A three-judge panel of the Eleventh Circuit affirmed a Federal Trade Commission (FTC) decision finding that a dominant manufacturer of domestic ductile iron pipe fittings illegally maintained its monopoly through exclusive dealing, in violation of Section 2 of the Sherman Act. The decision provided a strong endorsement of the FTC’s approach to monopolization and a rebuke to dissenting Commissioner Wright’s attempt to erect a high evidentiary burden for exclusive-dealing cases.
The manufacturer, McWane, had a monopoly in the domestic ductile iron pipe fittings market, when the American Recovery and Reinvestment Act of 2009 disbursed billions of dollars for waterworks projects and required contractors to use materials manufactured in the United States. At the time, McWane was the only company that had domestic manufacturing capacity for iron pipe fittings, which are used to connect pipes in waterworks projects.

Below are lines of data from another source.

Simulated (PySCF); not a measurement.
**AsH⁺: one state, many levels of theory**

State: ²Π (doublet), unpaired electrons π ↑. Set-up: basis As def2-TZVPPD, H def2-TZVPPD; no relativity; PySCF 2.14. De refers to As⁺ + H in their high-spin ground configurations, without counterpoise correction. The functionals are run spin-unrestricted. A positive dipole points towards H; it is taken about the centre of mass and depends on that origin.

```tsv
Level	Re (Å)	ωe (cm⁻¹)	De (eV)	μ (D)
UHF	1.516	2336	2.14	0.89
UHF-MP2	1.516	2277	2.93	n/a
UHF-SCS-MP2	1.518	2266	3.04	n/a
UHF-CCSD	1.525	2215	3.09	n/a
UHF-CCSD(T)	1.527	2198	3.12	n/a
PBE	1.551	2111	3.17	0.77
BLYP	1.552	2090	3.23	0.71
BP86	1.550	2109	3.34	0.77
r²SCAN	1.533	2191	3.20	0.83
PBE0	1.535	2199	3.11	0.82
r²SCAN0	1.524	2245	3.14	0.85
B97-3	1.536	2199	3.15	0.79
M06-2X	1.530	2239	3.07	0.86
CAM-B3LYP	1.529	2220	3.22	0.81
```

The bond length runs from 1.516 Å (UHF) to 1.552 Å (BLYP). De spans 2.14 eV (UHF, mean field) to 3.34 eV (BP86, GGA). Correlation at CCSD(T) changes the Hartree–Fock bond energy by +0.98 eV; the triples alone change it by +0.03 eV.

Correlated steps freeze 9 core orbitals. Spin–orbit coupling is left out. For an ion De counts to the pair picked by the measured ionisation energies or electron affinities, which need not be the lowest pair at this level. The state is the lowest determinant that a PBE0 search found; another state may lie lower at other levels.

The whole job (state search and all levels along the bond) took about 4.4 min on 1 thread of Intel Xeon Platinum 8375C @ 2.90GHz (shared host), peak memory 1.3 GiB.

In response to threats of rival entry into the domestic market, McWane imposed an exclusive dealing policy on its distributors that restricted their ability to carry competitors’ products. After a full trial, an administrative law judge found that McWane’s exclusivity arrangements improperly foreclosed competitors from the market and illegally preserved its monopoly power. The FTC affirmed, and McWane appealed.
In its amicus brief supporting the FTC, the AAI argued that the antitrust laws prohibit dominant firms from using exclusionary methods and that protecting competition often requires protecting competitors from anticompetitive conduct, even if the competitors are not “equally efficient” rivals. And despite the antitrust laws’ emphasis on maintaining price competition, they also protect non-price competition, including product and service quality and consumer choice. Consistent with long-standing and sound monopolization doctrine, the AAI argued that the FTC had met its evidentiary burden in finding McWane liable for monopoly maintenance.
The Eleventh Circuit endorsed the Microsoft rule of reason (or balancing) approach to analyzing exclusive dealing by a monopolist, and a standard of causation requiring only that the plaintiff establish that the defendant’s conduct reasonably appears to significantly contribute to maintaining its monopoly power. The fact that the foreclosed rival was able to increase its market share during the relevant period neither precluded a finding that McWane had monopoly power nor that its exclusive dealing arrangement harmed competition.
Applying these legal standards, the Eleventh Circuit ruled that substantial evidence supported the FTC’s holding that McWane’s exclusive dealing harmed the competitive process and illegally maintained its monopoly. The court expressly rejected Commissioner Wright’s proposed “clear evidence” standard for exclusive-dealing claims under Section 2, a standard for which it could “find no foundation . . . in the caselaw.” The Supreme Court in Tampa Electric v. Nashville Coal spoke of “probable effect,” not “clear evidence.” In addition, the Eleventh Circuit has frequently stated that the focus in rule of reason cases is on effects—“actual or probable.”